Beth Ilina and her pitbull mix Apollo are greeted by Paco at the off-leash area of Greenbank Farm. Photo by Laura Guido/Whidbey News Group

Beth Ilina and her pitbull mix Apollo are greeted by Paco at the off-leash area of Greenbank Farm. Photo by Laura Guido/Whidbey News Group

Residents show dogged support for off-leash park at Greenbank Farm

The beloved off-leash dog area at Greenbank Farm is going to stay intact.

Posted meeting materials led some citizens to fear the Port of Coupeville, which manages the property, was intending to significantly reduce the approximately 50-acre area. A map from a resolution passed in 2009 appears to show a much smaller section of the farm as being dedicated to unleashed pooches.

Recent incidents with less-than-well-behaved canines and/or inattentive owners prompted commissioners and staff to re-evaluate how the dog area operates.

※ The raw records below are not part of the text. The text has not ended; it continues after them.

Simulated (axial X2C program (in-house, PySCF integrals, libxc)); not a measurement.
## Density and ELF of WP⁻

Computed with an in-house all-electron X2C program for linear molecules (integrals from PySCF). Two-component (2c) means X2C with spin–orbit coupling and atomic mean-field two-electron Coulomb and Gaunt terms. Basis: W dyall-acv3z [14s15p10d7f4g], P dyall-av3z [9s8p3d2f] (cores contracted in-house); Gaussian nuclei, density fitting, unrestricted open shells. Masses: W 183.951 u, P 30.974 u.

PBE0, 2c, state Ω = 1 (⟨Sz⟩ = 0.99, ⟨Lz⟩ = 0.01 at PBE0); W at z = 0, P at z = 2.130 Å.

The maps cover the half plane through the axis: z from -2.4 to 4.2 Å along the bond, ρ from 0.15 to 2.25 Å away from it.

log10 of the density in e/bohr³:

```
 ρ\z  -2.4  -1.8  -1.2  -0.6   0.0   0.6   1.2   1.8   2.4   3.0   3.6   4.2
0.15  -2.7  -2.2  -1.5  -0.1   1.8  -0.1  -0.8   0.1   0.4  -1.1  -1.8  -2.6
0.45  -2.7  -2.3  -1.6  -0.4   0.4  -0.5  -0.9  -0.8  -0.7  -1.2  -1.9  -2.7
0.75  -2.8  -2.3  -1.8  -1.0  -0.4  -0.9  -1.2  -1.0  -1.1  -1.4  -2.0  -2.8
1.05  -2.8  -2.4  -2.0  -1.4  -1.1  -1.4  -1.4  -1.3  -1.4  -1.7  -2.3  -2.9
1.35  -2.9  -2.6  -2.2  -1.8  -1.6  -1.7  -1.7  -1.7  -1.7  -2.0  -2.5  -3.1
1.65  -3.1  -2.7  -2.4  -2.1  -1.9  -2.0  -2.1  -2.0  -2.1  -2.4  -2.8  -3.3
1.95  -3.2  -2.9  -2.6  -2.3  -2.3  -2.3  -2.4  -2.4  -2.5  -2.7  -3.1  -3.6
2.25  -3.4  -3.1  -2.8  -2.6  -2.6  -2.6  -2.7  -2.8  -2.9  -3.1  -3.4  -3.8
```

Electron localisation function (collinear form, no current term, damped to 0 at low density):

More than 50 people filled Barn A at the Greenbank Farm last Wednesday morning at the Port of Coupeville’s regular meeting. Nearly 30 people signed up to speak, most of whom supported the off-leash area and didn’t want too many fences or a reduction in space.

After public comment, commissioners allocated funding to install fencing around currently used agricultural areas.

“People here, we’re dog people,” Carolyn Cliff said. “We care about this,” she added later.

She said the large areas indicated for agriculture on the resolution’s map with a relatively smaller section labeled for recreation did not reflect actual use of the farm.

Executive Director Chris Michalopoulos explained at the meeting that the borders drawn on the map of concern have technically been in place for a decade, but nothing has been done since then to enforce them.

About nine months ago, the port formed a “dog-walking advisory committee” to make suggestions for how to handle roaming Rovers. At a meeting in October, the committee members said there was general agreement about the need for fencing, according to meeting minutes.

Joe Sheldon, who was a member of the committee, said Wednesday that essentially all of the farm’s trails are within the off-leash area, and there isn’t anywhere for mobility-impaired individuals to walk without fear of running into a perhaps overly exuberant pup. He is also a member of the Audubon Society and said there are also environmental concerns, such as for the savannah sparrow. The bird nests in the area and is severely threatened, he said.

Others spoke of the need for some type of barrier, such as Kim Gruetter of Salty Acres Farms, one of farms that leases land on the property. She said she’s had issues with less friendly pooches wandering to her operation, which is technically outside of the off-leash area.

“We have had some very bad owners,” she said.

A large swath of Greenbank Farm is labeled agriculture, but only a small part of it is currently in active use. There are three agricultural tenants and the Greenbank Garden Club’s community pea patch and hoop house, according to port staff.

At the meeting, two citizens with a background in horticulture said that much of the area designated for agriculture would be ill suited for that purpose because of soil conditions and a harsh microclimate.

“This area, I don’t think you could grow rocks there,” said Terry Rose, Master Gardener, while pointing at the print out of the farm property that’s designated for agriculture. He said other areas, however, are great for agriculture and should be protected by fences.

Many of those who spoke said they would be willing and eager to contribute to a plan for the farm that addresses concerns of the dog walkers, farmers, dog-less walkers and others who visit the land.

Michalopoulos said there will be a public hearing on the topic in the first quarter of 2020 to have “more two-way communication.”